CryoGEN-I: MAP estimation under an energy prior

Reconstruct each degraded tomogram into its single most probable clean volume — with an energy prior and the $P_Y$ proxy, and no ground truth at all

CryoGEN-I is the starting point of the CryoGEN lineage: it takes a tomogram $y$ corrupted by noise and the missing wedge and reconstructs the single most probable clean volume $x$ it corresponds to — a MAP (maximum a posteriori) point estimate, with no ground-truth labels at all. It gives the lineage its simplest and most rigorous foundation; CryoGEN-II then lifts “per-image optimality” to global distribution matching, and CryoWGEN replaces the single answer with a whole family of reconstructions.

Intuition

CryoGEN-I asks the most basic question: for each $y$ , what is the single most probable reconstruction $x$ ? That is a MAP problem. The catch is not the solving but the unseen prior $p(x)$ : we have no labels for clean volumes, and no formula for the density of “what makes an $x$ look like real structure.”

The way out rests on one observation: if a guessed reconstruction $x$ is plausible, then rotating it by a random angle and re-applying the missing-wedge corruption should produce something that looks just like a real, observed tomogram. If the corrupted result looks unlike any real data, $x$ must be wrong. Real data is abundant — so “does it look like a real observation?” becomes the supervision signal. This is CryoGEN’s $P_Y$ proxy idea.

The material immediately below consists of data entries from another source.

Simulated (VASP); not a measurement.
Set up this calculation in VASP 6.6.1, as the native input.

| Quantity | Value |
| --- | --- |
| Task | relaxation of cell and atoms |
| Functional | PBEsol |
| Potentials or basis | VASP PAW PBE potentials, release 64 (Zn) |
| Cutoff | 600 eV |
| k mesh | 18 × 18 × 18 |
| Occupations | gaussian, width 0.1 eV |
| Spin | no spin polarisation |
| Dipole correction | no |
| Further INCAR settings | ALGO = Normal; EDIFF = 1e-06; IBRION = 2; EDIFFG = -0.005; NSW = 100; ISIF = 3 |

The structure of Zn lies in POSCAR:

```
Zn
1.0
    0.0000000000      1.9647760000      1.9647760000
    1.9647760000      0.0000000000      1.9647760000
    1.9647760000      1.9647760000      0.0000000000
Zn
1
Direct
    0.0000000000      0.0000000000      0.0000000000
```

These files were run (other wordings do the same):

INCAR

The imaging model: turning unsupervised into matching in observation space

The whole CryoGEN lineage builds on the same degradation model:

y = \mathcal{T}_M(x) + \epsilon_n, \qquad \epsilon_n \sim \mathcal{N}(0, \sigma_n^2 I)

Term by term: $x$ is the isotropic clean volume we want; $\mathcal{T}_M$ is the missing-wedge operator, which carves out the wedge of Fourier space outside the tilt range — exactly what stretches a tomogram anisotropically along the missing direction; $\epsilon_n$ is Gaussian noise of variance $\sigma_n^2$ ; and $y$ is the corrupted observation, the only thing we actually hold.

The key is to add a random rotation $R$ . The composite operator $\mathcal{T}_M \circ R$ bridges the “clean reconstruction space $\mathcal{X}$ ” and the “observed space $\mathcal{Y}$ ”: take any candidate $x$ , rotate it to a random orientation, apply the missing wedge, and you have projected it into observation space — where abundant real data is available to compare against. This bridge is what makes unsupervised learning possible: it translates “a reconstruction problem with no labels” into “does this match the real distribution in observation space?”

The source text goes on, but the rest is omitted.